Saturday, February 7, 2009
If I Met God (or Jesus) at Starbucks, Questions I Would Ask, Part II; Why is the Universe So Big?
I will comment that the book image that I used to introduce this topic is not about the same issue (asking God questions) and this is not a review of that book. However, from the reviews I've read of that book, it seems like a decent read. It seems to be more about how we as Christians can answer the questions of non-Christians.
Again I must clarify my attitude in asking questions. There is a difference between “questioning” (with judgments attached) and asking honest questions, with a desire to know the answer. For example, I may question my son by asking (in a loud voice). “What were you doing driving 80 MPH in a 55 MPH zone?” Do I really want to know the answer or am I expressing a judgment or frustration about the situation? I think the later. However, I may ask my wife, in a calm voice, “Why did you go into town today?” I’m asking because I don’t know the answer and I am curios . . . did she go to get more milk, or did she have a doctor’s appointment? I’m making no judgments about her intent.
I have no shame in being curious. We are all chips off the old block, and God Himself being the block. God is creative, curious and wants truth.
Now to my next group of questions under the main question:
Question Two: Why did you make the universe the way it is?
1) Why is the known universe at least 13-14 billion light years across? I mean, that is so huge that we can not get our minds around it. I’ve spent 16 hours flying at 500 mph to reach Asia. I can not comprehend traveling 185,000 miles per second and still taking me 14 billion years to cross the universe. It seems it would be much simpler if the universe was only our solar system. So what is the meaning behind such a huge place? What is the meaning behind there being not just thousands of suns, or ten thousands of suns . . . but billions of galaxies, each with billions of suns.

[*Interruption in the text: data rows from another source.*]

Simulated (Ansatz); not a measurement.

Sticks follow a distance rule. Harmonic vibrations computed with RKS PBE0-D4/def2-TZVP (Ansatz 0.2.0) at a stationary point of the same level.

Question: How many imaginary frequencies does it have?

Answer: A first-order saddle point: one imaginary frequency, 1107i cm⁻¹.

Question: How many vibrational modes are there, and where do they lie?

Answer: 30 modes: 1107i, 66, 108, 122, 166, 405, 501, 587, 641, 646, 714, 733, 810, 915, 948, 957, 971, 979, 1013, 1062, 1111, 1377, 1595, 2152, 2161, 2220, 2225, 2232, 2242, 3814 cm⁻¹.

My limited mind would think that the universe is so big to either, a) show us how big God is, or b) God has many other people spread around the universe whom He loves and is redeeming, c) the universe is really not that big, but in another dimensional (outside our three dimensions) view, would fit in the palm of your hand. There may be other possibilities that I haven’t even thought about.
2) Are they other people out there on other planets? If so, what’s their story? I mean did they too fall under Adam’s sin? Are they too being redeemed by Christ’s work here on our planet, or did God visit them differently?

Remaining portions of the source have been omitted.